A recent report suggests that the added cost of living solo, compared to living with a spouse or partner, is $388,059 over the course of a lifetime. The study was conducted in the UK. The economic disparity was calculated based on these considerations:

  • Mortgage or rent costs more per person when just one person pays the bill
  • The average annual food bill for any one person is greater for people living solo than for couples living together
  • Solo-living singles pay more per person on “essential bills” such as utilities

It is also interesting that the expenses of solo-living singles are greater even though, according to the report, they go out less often, vacation less often, and spend less on their appearance than coupled people do. (A few stereotype-challenging findings there, don’t you think?)  Also, as I mentioned in this post, in the UK, singles living solo get a break on their property taxes.
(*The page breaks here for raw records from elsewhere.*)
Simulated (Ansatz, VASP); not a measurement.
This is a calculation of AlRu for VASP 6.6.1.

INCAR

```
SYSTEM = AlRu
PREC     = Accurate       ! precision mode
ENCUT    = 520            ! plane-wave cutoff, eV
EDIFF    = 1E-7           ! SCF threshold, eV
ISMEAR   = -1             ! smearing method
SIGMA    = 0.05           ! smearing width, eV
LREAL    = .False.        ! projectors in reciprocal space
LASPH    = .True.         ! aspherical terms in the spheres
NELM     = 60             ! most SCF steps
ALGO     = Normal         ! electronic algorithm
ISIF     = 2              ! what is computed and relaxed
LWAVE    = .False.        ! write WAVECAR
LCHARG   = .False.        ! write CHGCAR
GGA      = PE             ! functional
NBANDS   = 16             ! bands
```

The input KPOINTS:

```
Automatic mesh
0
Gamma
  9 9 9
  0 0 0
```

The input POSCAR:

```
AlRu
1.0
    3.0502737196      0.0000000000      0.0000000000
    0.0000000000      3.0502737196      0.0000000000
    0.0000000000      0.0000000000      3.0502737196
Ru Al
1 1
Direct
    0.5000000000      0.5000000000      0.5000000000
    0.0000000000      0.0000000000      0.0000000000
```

The $388,059 figure was computed by converting from the British currency. In the US, though, there are even more costs to single life (as described, for example, in Chapter 12 of Singled Out). In some important ways, singles do not need to be living solo in order to be charged more per person and receive less – it is simply their marital status that disqualifies them from access to perks and benefits.

One of the stateside descriptions of the study was at The Consumerist. The site briefly described the results of the report, then added this quip: “do they not have roommates in the UK?” In a way, it is a fair point. But consider: In all the stories you have read about couples or families struggling to get by, when have you EVER heard the suggestion that they should take in borders, or share a place with some other people? More evidence, perhaps, for the notion that privacy is something only coupled people need or deserve.